Saturday, March 22, 2014

Coding for Digital Forensic Analysis

Over the years, I've seen a couple of questions on the topic of coding for digital forensic analysis.  Many times, these questions tend to devolve into a quasi-religious debate over the programming language used, and quite honestly, that detracts from the discussion as a whole, because regardless of the language used, these questions are very often more about deconstructing or reconstructing data structures, processing logs, or simply obtaining context and meaning from the available mass of data.

Languages
Programming languages abound, and from what I've seen, the one chosen comes down to personal preference, usually based on experience and knowledge of the language.

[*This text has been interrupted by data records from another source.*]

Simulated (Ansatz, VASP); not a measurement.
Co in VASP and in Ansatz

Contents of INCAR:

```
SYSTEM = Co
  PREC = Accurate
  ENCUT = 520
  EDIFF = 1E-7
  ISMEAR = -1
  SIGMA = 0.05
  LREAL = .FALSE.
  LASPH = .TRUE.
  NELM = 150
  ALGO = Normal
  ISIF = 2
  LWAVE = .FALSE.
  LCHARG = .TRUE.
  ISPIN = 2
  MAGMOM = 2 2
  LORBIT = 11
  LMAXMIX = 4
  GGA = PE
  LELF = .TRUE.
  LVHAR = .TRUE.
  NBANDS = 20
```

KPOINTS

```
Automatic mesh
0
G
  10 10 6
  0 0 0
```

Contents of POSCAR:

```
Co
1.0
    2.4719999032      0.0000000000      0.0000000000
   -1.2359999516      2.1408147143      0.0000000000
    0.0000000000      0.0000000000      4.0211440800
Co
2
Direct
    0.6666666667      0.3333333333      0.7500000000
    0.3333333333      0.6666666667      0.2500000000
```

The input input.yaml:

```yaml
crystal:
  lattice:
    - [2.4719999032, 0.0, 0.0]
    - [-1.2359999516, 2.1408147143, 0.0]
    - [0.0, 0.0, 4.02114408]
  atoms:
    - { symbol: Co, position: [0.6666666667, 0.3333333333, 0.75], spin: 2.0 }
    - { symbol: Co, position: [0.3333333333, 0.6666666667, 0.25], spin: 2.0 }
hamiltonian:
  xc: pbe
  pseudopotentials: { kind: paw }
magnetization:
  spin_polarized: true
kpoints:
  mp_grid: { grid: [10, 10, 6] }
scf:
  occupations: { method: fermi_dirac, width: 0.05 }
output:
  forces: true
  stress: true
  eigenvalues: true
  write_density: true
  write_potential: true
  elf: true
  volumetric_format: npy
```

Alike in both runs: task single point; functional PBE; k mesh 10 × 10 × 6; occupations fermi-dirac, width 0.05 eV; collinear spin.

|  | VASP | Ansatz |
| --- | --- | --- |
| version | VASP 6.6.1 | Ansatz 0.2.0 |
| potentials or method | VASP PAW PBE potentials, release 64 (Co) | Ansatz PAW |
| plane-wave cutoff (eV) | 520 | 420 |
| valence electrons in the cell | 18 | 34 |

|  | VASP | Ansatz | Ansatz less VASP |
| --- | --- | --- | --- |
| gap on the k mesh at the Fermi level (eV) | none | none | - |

I started programming BASIC on the Apple IIe back around 1982.  I typed a couple of BASIC programs into a Timex-Sinclair 1000, and then took the required course in BASIC programming my freshman year in college.  In high school, I took the brand new AP Computer Science course, which focused on using PASCAL...I ended up using TurboPASCAL at home to compile my programs and bring them in on a 5.25 in. floppy drive.  In graduate school, I took a C/C++ programming course, but it didn't involve much more than opening a file, writing to it, and then closing it.  I also did some M68000 assembly language programming. We used MatLab a lot in some of the different courses, particularly digital signal processing and neural networks, and I used it to perform some statistical analysis for my thesis.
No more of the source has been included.